Enoch Powell’s “Rivers of Blood” Speech
The speech conservative MP Enoch Powell gave on 20 April 1968 still stands as the most inflammatory and racially divisive political address in post-war British history. Before becoming a member of parliament, Powell had been a well-respected classicist, a specialist in the Greek historian Herodotus, but well versed in Greek and Latin literature as a whole.
As an outspoken parliamentarian, he would often color his political rhetoric with classical references, and on no occasion would he do this more (in)famously than during his Party Conference Speech when he pronounced:
“As I look ahead, I am filled with foreboding. Like the Roman, I seem to see the River Tiber foaming with much blood…”

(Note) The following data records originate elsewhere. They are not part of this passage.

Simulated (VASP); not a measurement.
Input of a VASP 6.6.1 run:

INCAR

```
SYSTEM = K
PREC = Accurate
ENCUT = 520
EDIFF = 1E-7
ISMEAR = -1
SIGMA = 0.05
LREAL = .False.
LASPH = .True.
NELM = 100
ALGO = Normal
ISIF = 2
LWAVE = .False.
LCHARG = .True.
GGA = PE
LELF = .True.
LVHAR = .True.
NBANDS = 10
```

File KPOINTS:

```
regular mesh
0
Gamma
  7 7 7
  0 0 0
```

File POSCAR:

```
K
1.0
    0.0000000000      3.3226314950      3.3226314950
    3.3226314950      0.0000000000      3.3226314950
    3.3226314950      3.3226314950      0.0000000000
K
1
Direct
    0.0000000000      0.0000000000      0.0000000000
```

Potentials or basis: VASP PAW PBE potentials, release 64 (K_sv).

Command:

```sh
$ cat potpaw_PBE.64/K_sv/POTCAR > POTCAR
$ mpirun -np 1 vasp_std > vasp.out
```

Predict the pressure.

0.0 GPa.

Powell erroneously adapted this line from Virgil’s Aeneid, the most famous example of Latin epic to have survived from antiquity. He took it from the part where the protagonist Aeneas (a Trojan, not a Roman) is visiting the underworld, and receives a prophecy from the Greek Sibyl predicting the civil wars that will consume the Roman world at the end of the Republic: “I see wars, horrid wars, and the River Tiber will foam with much blood.”
The cultural context of Powell’s speech and its unsubtle allusion to violent civil strife turned his comments into a national scandal. In his address, Powell had been speaking out against the Labour Party’s Race Relations Act which prohibited racial discrimination in any sphere of British life, including the divisive issue of housing.
But in the broader historical context, because the speech was delivered at a time of mass immigration to the UK from across the Commonwealth countries, it exacerbated xenophobic sentiments among segments of Britain’s native population who felt immigrants were making no attempt to integrate into their adopted society.
Powell’s speech exploded into controversy. Politicians from all parties pushed for his removal from the shadow cabinet — something his party leader was soon forced to comply with — while some suggesting he be prosecuted for trying to incite racial violence. The Times declared it an “evil speech”, only likely to increase the racial tensions already bubbling under Britain’s surface. However, to the shame of the nation, to call it a complete political failure would be disingenuous.
Powell’s anti-immigration stance won him considerable support among the working classes, particularly in London and in his constituency, and my native city, of Wolverhampton. Many historians believe Powell’s speech strongly contributed to his party’s surprise win in the 1970 General Election, winning over vast swathes of far-right voters. Some would argue this should mark the speech out as great. But as it played on xenophobia, scapegoating, and fear-mongering, I wouldn’t count myself as one of them.